Consequently, patent rights are as fundamental to preserving research and innovation as the antitrust laws are to preserving free market competition. Together these complementary bodies of law form a system that rewards risk taking and entrepreneurialism necessary for economic growth.
Intellectual property and antitrust laws also share a common goal of preventing conduct that harms competition. In the ordinary course, obtaining, licensing, and enforcing patents is beneficial conduct that should be encouraged, not impeded, by antitrust law. There are situations, however, where separating conduct that is harmful from conduct that is beneficial is difficult because there is the potential for both anticompetitive harms and economically beneficial effects.

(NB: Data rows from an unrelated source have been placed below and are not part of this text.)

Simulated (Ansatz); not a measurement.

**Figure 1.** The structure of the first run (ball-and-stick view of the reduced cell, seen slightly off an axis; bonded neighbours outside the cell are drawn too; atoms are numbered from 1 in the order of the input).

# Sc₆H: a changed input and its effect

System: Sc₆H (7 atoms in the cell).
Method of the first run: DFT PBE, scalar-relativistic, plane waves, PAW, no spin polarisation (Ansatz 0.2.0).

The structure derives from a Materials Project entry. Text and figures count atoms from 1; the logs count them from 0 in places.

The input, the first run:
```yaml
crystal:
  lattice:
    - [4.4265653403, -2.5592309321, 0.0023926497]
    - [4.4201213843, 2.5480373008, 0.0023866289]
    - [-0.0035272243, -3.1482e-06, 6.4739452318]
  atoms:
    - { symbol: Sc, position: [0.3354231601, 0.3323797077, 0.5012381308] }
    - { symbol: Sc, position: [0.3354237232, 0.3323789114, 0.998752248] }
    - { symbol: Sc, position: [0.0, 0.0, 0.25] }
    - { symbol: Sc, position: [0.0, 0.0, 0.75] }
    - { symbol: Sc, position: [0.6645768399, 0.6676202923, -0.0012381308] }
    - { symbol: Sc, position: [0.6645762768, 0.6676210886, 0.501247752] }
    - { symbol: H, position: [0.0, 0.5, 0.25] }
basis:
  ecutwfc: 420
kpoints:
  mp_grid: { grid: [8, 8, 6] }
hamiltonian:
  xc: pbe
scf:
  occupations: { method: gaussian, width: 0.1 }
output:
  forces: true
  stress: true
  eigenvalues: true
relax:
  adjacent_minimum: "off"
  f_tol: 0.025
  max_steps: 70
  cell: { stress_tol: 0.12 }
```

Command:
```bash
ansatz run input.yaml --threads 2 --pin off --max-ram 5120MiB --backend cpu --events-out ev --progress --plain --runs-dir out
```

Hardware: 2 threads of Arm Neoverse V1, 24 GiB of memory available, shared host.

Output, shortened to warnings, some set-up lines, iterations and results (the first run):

Collaborative standards-setting activities—where companies come together in a forum to agree on industry standards that require the use of patented technology—is a perfect example of a such situation. Accordingly, the formal standards-setting process warrants strong protection against related anticompetitive conduct by holders of standard-essential patents (“SEPs”) that have expressly committed to license those patents on fair, reasonable, and non-discriminatory (“FRAND”) terms in return for their adoption in a standard. This is especially true today, when licensing rates for SEPs are growing out of proportion as some SEP holders demand increasingly exorbitant rates.
It is even more important, however, that the rationale for imposing antitrust-based limits on patents in the standards context be well-understood and distinguished from the application of antitrust-based limits on the ordinary assertion and enforcement of patents relating to non-standard essential patents (e.g., differentiating, proprietary technology). Differentiating patents, unlike SEPs, affirmatively promote innovation and thus the ordinary enforcement of such patents should not be constrained under antitrust laws, no matter how valuable those patents may be. Indeed, where these circumstances exist, the holder of a differentiating patent should be free to license and exploit its patents as it sees fit so as to ensure that the incentive-creating function of the exclusive patent rights are maintained.